MARY FEDDEN. FARNDALE WINDOW. 1994

MARY FEDDEN. FARNDALE WINDOW.

Size: 24″ x 20″

Signed and dated: Fedden 1994

Framing: Recently reframed in a fine cream and guilded frame

Provenance: John Iddon Fine Art, Richmond

Literature: Illustrated in Mel Gooding’s “Mary Fedden“, (Scholar Press, Aldershot, 1995) on page 83

Illustrated in José Manser’s”Mary Fedden and Julian Trevelyan: Life and Art by the River Thames” (Unicorn Press, London, 2012) on page 171

 

MARY FEDDEN. FARNDALE WINDOW.

 

MARY FEDDEN. FARNDALE WINDOW.

Mary Fedden’s work is often characterised by an apparently random selection of separate still-life objects placed before a window, with a view of a rural landscape beyond. In the case of Farndale Window the bucolic English rural view is of Farndale, in the North Yorkshire Moors, where Mary Fedden’s stepson, Philip Trevelyan, has a farm. Philip was Julian Trevelyan’s son from his first marriage before he married Mary in the 1950s.

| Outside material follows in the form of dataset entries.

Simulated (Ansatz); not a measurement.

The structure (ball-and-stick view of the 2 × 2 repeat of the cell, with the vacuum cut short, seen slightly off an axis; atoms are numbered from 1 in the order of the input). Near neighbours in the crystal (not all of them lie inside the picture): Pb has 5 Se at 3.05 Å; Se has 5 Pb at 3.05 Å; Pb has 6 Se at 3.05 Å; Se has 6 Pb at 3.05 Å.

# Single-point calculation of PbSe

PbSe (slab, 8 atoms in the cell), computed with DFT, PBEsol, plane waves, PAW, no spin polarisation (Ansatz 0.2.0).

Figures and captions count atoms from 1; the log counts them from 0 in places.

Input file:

Mary Fedden cared little for the rules of perspective, or the precise depiction of objects in any photographic sense. Instead she seems to take delight in a more quirky, simplistic interpretation of her favourite subjects. This painting is a great example: if you look at the two playing cards in the centre of the painting, one is the ace of diamonds. This, of course, should be painted in red, but that didn’t suit Mary’s colour pallette for the painting so she simply ignored convention and painted it black! She had a good sense of humour so probably thought this was a great joke – after all, she could so easily have painted the ace of clubs instead, which would have been black all along!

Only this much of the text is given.